By Ijeoma Ndubisi
An expert, Prof. Haruna Ayuba, has proposed evaporation suppression as an alternative technique of restoring Lake Chad to save it from extinction.
Ayuba, an environmental scientist at the Nasarawa State University, Keffi (NSUK), made the proposal in an interview with News Agency of Nigeria (NAN) in Abuja on Tuesday.
He said that water transfer was the first option in restoring the lake, adding that this would require the movement of water from another river.
‘‘Suppressing evaporation can also help in the restoration of Lake Chad. We live in the tropics and we receive much water from rainfall.

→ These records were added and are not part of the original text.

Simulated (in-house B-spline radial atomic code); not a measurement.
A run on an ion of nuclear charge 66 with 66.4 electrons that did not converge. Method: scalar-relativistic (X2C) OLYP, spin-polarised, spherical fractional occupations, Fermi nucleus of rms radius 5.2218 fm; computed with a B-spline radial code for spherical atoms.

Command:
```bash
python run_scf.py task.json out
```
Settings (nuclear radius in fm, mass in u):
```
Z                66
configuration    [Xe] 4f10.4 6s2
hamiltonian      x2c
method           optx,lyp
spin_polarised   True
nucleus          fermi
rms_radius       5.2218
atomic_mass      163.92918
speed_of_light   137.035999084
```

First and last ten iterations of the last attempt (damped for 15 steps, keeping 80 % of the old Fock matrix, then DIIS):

‘‘The water disappears through evaporation; we can suppress the evaporation which is the amount of moisture that goes up into the atmosphere.
‘‘Part of the reasons for the drying up of Lake Chad is the high rate of evaporation of water,” he opined.
The don said that there was need to create more awareness through stakeholders on how to devise measures to save the shrinking of the lake.
‘‘Climate change is a developmental issue, every hand must be on deck.
‘‘We need to build capacity, tell people the signs of climate change, because some people don’t understand that.
‘‘We need all the experts, stakeholders to develop a policy framework that people need to follow,’’ he said.
Similarly, he said that science and technology, if properly utilised by indigenous scientists, could ameliorate the challenges of restoring the lake.
According to him, development of science and technology in the country is still laid-back, adding that there is lack of a strategic plan to build the sector.
He decried lack of equipment in tertiary institutions for the study of science-related courses, adding that it remained the bedrock of technology development.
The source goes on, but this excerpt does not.